4.20. L1/2 Quasi-Norm

This example shows how to model the classical nonconvex \(L_{1/2}\) sparse penalty with a UDF. The full problem is

\[\min\limits_x \; \tfrac{1}{2}\|x-y\|_2^2 + \lambda \phi(x), \qquad \phi(x) = \sum_i \sqrt{|x_i|}.\]

This is a classical nonconvex sparse penalty. It promotes sparsity more aggressively than \(L_1\), but the price is that the model is nonconvex, so the solver acts as a practical local method and the result should be interpreted as a locally optimal solution or stationary point.

The value returned by UDFBase.eval() is simply the penalty itself:

\[f(x) = \phi(x) = \sum_i \sqrt{|x_i|}.\]
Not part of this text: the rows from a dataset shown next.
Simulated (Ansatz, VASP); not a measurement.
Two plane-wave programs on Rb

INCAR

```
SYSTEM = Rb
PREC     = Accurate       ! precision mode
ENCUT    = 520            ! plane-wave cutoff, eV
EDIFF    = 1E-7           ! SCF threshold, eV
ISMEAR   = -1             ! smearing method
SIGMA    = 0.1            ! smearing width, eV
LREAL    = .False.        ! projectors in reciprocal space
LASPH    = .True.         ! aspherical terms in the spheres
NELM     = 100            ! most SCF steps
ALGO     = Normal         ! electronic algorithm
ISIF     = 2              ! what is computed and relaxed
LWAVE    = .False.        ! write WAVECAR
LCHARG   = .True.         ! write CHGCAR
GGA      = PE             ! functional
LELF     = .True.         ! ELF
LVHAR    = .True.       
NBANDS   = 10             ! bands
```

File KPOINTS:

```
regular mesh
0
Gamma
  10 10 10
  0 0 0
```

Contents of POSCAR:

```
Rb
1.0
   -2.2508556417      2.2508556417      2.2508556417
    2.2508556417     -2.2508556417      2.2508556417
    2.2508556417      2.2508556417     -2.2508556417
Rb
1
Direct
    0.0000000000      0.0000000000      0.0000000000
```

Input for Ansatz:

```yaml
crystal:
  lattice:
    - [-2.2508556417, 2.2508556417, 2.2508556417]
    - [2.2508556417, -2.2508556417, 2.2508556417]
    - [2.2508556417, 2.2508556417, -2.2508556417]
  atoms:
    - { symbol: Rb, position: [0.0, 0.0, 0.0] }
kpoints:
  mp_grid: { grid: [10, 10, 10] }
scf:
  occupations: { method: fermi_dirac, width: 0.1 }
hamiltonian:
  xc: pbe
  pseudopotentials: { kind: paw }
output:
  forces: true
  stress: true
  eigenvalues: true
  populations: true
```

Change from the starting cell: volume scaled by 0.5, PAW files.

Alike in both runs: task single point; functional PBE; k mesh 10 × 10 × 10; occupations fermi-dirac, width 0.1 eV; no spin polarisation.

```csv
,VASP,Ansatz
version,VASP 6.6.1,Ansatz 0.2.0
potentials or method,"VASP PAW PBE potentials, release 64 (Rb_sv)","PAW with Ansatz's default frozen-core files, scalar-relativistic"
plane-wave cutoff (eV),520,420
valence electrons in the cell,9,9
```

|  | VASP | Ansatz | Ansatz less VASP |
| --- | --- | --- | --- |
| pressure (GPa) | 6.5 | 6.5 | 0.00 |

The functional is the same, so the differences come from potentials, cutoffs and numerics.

So eval sums \(\sqrt{|x_i|}\) over all coordinates:

def eval(self, arglist):
    x = np.asarray(arglist[0], dtype=float)
    return float(np.sum(np.sqrt(np.abs(x))))

The proximal operator returned by UDFBase.argmin() is separable, so it acts coordinatewise:

\[\operatorname{prox}_{\lambda \phi}(v) = \arg\min_x \; \lambda \phi(x) + \tfrac{1}{2}\|x-v\|_2^2,\]

with

\[\begin{split}\left(\operatorname{prox}_{\lambda \phi}(v)\right)_i = \begin{cases} 0, & |v_i| \le \tfrac{3}{2}\lambda^{2/3}, \\[6pt] \operatorname{sign}(v_i)\dfrac{2|v_i|}{3} \left( 1 + \cos\!\left( \dfrac{2\pi}{3} - \dfrac{2}{3}\arccos\!\left( \dfrac{3\sqrt{3}\lambda}{4|v_i|^{3/2}} \right) \right) \right), & |v_i| > \tfrac{3}{2}\lambda^{2/3}. \end{cases}\end{split}\]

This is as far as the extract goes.